Agriha
Frontend engineering work for a near-MVP startup initiative. Built as the sole frontend engineer on a six-person team, working toward a production-ready MVP over approximately two months before the initiative wound down.
Overview
Agriha was a startup initiative led by seniors at my college. The team had six members across frontend, backend, design, and product. I joined as the only frontend engineer during my second semester and was responsible for the complete client-side implementation.
Development stopped before the MVP shipped when founders' priorities shifted, but the codebase reflects real production-oriented decisions: maintainable code, team Git workflow, performance practices, and pragmatic tradeoffs between ideal solutions and shipping.
Technical Stack
| Layer | Technology |
|---|---|
| Framework | React |
| Routing | React Router |
| State management | Context API / local state |
| Version control | Git (team workflow with branching strategy) |
| Package manager | npm |
Key Implementation Areas
Routing Multi-page routing with React Router. Route structure designed around the product's core user flows with protected routes where authentication was required.
Performance
Lazy loading applied to route-level components using React.lazy and Suspense, reducing initial bundle size. Component-level code splitting for heavier UI sections.
Rendering Deliberate decisions around when to use client-side rendering versus static rendering for different page types based on data freshness requirements and SEO considerations.
Code organization Component structure designed for maintainability in a team environment. Consistent naming conventions, co-located styles, and documented component interfaces so other team members could read and extend the code.
Git workflow Feature branch workflow with pull requests. Commit messages written to be meaningful at a glance. Merge conflict resolution in a live collaborative environment.
Development Practices
Code was written with the assumption that other engineers would read it, debug it, and extend it. This meant:
Avoiding clever abstractions that only make sense to the person who wrote them. Writing components that do one thing well. Keeping side effects explicit and easy to trace. Adding comments where the why is not obvious from the what.
Debugging under time pressure pushed toward faster hypothesis formation: identify the most likely failure point first, test it, move on. Less exhaustive elimination, more informed guessing.
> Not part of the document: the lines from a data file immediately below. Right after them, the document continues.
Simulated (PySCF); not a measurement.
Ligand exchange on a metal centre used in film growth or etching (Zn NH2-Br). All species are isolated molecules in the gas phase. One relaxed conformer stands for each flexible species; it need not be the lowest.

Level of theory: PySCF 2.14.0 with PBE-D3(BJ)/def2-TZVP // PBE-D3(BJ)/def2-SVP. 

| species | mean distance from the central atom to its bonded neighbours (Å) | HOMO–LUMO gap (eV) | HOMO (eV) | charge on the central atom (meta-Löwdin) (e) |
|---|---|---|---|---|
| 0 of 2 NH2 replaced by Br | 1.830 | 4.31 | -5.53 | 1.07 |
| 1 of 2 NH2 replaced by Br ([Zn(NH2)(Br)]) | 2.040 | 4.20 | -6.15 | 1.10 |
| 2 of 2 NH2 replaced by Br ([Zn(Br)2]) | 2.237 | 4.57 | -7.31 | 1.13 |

Tradeoffs were made continuously between the technically ideal and what was needed to keep pace with the product roadmap. Documenting those tradeoffs in code comments or PR descriptions kept the team aligned.
Getting Started
git clone https://github.com/YOUR_USERNAME/agriha
cd agriha
npm install
npm run dev
Environment Variables
Create a .env file in the project root:
VITE_API_BASE_URL=your_api_url_here
Build
npm run build
Output goes to dist/. The build is optimized for production with minification and tree-shaking applied automatically.
Status
Development paused. The initiative wound down approximately two months in when founder priorities shifted before the MVP shipped. The codebase represents the work completed up to that point.